Kohler. Supporting an ecosystem of smart hardware.
UX Strategy & Design Oversight
Kohler needed a way to help their users simplify their routines and control their new connected bathroom products.
While Kohler has been creating innovative experiences in the home environment for years, software has never played a major role in their success. We created a unified experience for Kohler that connected all of their new connected products, simplified daily routines, and provided voice control.
Wait, smart what?
Starting from hardware
Before getting started, we knew it was essential that we understood exactly how Kohler’s hardware worked. We worked with Kohler and their development team to understand the features of each of their eight connected products, from showers that turn into steam rooms to self flushing AND heating toilets.

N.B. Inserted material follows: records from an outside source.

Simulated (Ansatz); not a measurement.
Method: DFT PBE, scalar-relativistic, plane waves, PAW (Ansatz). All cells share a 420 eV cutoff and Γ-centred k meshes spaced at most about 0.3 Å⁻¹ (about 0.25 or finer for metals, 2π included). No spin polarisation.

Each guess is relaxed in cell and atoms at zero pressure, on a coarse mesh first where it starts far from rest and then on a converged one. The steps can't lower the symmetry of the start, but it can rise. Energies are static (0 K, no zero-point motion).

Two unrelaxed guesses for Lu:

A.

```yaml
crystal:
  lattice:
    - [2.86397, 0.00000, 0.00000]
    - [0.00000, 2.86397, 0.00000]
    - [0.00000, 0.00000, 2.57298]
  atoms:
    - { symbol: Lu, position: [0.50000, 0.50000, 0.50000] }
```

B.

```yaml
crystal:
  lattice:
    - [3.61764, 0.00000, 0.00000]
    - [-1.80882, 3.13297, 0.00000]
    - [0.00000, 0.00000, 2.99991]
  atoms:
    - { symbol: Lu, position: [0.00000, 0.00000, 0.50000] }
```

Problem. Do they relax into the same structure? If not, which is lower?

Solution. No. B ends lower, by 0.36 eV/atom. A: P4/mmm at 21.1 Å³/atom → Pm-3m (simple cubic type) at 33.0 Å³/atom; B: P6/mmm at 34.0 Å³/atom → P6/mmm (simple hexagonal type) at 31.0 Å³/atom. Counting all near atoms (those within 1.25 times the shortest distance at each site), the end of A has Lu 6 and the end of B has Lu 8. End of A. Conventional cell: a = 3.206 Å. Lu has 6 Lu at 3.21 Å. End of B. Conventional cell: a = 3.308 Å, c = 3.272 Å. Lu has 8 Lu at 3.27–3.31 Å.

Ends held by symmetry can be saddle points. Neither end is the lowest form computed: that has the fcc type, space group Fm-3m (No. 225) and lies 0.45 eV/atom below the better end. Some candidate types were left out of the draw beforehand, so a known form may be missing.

We then created feature matrices that organized each product's function into either control, feedback, or settings. This not only gave us a reference point for design and development, but also gave us an easy way to identify similarities between seemingly disparate products.
Understanding Kohler's users
In addition to understanding the hardware, we needed to understand Kohler’s users. We dove into Kohler’s existing research and realized that their use cases were more experienced-based than we thought. Their users talked about wanting to take their favorite shower every morning or have their kids’ perfect bath waiting for them at night.
The app architecture
As we started building the application, we realized our challenge was two-fold: We needed to create a structure that would not only support granular device control and configuration, but would also allow users to have access to repeatable routines and presets.
The app structure
Our resulting structure split the app into two main categories: Experiences and Products. Experiences give users the ability to start their devices to their specifications with one touch, while Product controls allow Kohler devices to be easily controlled and configured from one place. Additionally, Settings provided a place for all global user configurations.
To help give Kohler an idea of our proposed flow, we identified a high-level map of how we saw the screen flow working out. We used this architecture as a reference point as we began defining more detailed user flows. Eventually this architecture grew into a set of over 100 wireframes that detailed all of the functionality in the application.
For Experiences, we wanted to give users the ability to create a series of product presets that can quickly accessed from the home screen. However, more than just simple presets, we saw Experiences as the foundation for Kohler’s future connected product experiences.
Creating an experience
Users add experiences from the control view, automatically rolling up all of their pre-defined configurations into the experience. This makes setting up an experience as simple as creating a name.
Once an experience has been created, it gets added to a rail on the home screen where it can be quickly started and stopped. Users can also drill in to see experience details in real time and fine-tune their preferences
The future of Experiences
In the future, as Kohler’s products become more synchronized and more readily controlled by voice and user recognition, we see Experiences as the primary way users will interact with their products. Instead of manually starting or stopping presets, routine experiences could eventually be easily called, scheduled, and managed by conversational interactions or biometric recognition.
Creating the product controls
While experiences give users a quick way to start and stop their Kohler products, detailed device controls allow for straightforward, easy management of multiple smart products and their statuses.
Making the complex feel easy
While each product has varying degrees of functionality and configuration, we created a system that puts the most important controls act the top level and more detailed controls in settings. This simplified these seemingly complex products and focused the user on the most important actions.
Creating a design language
In addition to the UX work, I also worked with my coworker Natalie to come up with a visual design language for the software. We took our cues from the modern feel of Kohler's hardware and the bold character of their current brand language.
Preparing a consistent control library
To maintain consistency, we created a collection of reusable UI elements that could be used across the software. Establishing this library helped ensured that these products would feel familiar to one another and ensured that our dev team could re-use elements across the app.
Designing the hero controls
Prior to this application, all of these products had lived on their own. Since our software was bringing all of these devices together for the first time, we really wanted to create visual controls that would make things feel clear, consistent, and related. During the design process, I worked with our developers to test the feel of these large scale controls.
In the end, we were able to deliver a fully documented app ready to go for CES 2018
Throughout the project we worked closely with Kohler’s product and development teams to make sure we were meeting their expectations and creating an app that actually worked with their hardware and backend infrastructure. At the end of the project, we were able to deliver a complete application ready for development.
After initial development, Kohler took the app and their ecosystem of smart products to CES where they were named as a CES 2018 Innovation Awards Honoree.